Siyum Hashas on LIRR Next Monday Morning (3rd time!)

My friend asked me to post the below announcement abouta the third siyum hashas to take place on the Long Island Railroad next Monday morning on the train that leaves Far Rockaway for Penn Station at 7:51 a.m. (goes through Woodmere at 8:01). Join if you can!

Historic Siyum at 70mph
On Monday, March 31, 2014 (29 Adar II 5774) history will be made, as a unique daf yomi shuir celebrates a rare milestone. The completion of Talmud Bavli for the third time. This upcoming siyum will not be held in a massive sports stadium attended by tens of thousands, but rather the event will take place in the same uncommon location that the shuir is delivered each day.
That morning will be the same as any other, as shuir members filter onto the LIRR train at Far Rockaway, Inwood, Lawrence and Cedarhurst stations as they have done for the last twenty-two years. But as the train begins to pulls out of Woodmere and Sholom Fried begins the final page in a 7 1/2 year cycle, they will be on the cusp of a remarkable accomplishment. This group has been riding the same Long Island Railroad train, with the same united purpose. To utilize the 45 minute ride into Penn Station NYC with a daily dose of learning. With miles and miles of track under their locomotive classroom, they are now on the horizon of completing the daf yomi cycle of Talmud Bavli for the third time.
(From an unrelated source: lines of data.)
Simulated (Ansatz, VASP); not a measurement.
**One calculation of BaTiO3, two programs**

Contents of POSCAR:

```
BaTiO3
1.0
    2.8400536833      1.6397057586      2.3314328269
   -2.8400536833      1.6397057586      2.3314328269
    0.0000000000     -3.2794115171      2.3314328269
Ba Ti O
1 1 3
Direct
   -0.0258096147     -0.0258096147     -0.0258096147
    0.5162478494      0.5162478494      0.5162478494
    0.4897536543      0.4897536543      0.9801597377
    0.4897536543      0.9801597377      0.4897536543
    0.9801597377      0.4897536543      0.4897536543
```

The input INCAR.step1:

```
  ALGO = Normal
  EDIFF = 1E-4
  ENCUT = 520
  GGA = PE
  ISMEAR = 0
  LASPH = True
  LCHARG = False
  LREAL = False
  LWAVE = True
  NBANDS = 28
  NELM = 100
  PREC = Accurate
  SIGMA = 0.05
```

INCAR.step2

Back in 1991, Rabbi Pesach Lerner, was approached by Aryeh Markovich while riding the LIRR one morning wanting to know if he would be willing to teach the Talmud on the 7:51 a.m. train from Far Rockaway to Manhattan. “I used to see a lot of people playing cards on the train,” says Markovich, ‘I figured why don’t we do something for people to utilize their time productively and learn something, too?’ Rabbi Lerner agreed, and the rest is history. The first day Markovich went up and down the train platform handing out flyers to publicize their class-on-wheels. The next morning, nearly 30 people showed up for their mobile tutorial in the train’s last car. It has been going strong ever since. Today, there are two morning Manhattan-bound trains that offer a daf yomi class. Students range from accountants, bankers, salesmen and even staff of the MTA itself. Railroad personnel are well aware of the class. Proud of the positive publicity it has generated, they do everything possible to help.
There certainly are challenges conducting a class in this environment. Eliezer Cohen, who has been learning with the group for more than 10 years and now serves as one of its senior magid shuir says “The daf discusses all aspects of life. Therefore there are issues that come up, from the mundane to the very powerful. The political issues of the day, sexual [topics] . . . sometimes there are issues that are hard to discuss on the train, but it gives vibrancy to the commute.” Yossi Klein adds, “While most commuters grunt at the occasional delay on the rails, we relish in spending the extra few more minutes delving a little deeper in the daf.”
This certainly will be a siyum to remember, unlike ones in the past. Before the current cycle began, few had the technology at their fingertips that exist today. In the last few years the accessibility of data to assist ones learning-on-the-go has exploded with an Artscoll app, or a virtual shuir on an ipad. But there still is this class. Those who prefer to go thru shas in the same manner as it has been learnt for many years past – as a cohesive group. The daily participants have binded together and share in lifes high and lows - brisim, bar mitzvahs as well as levaya’s and shiva calls.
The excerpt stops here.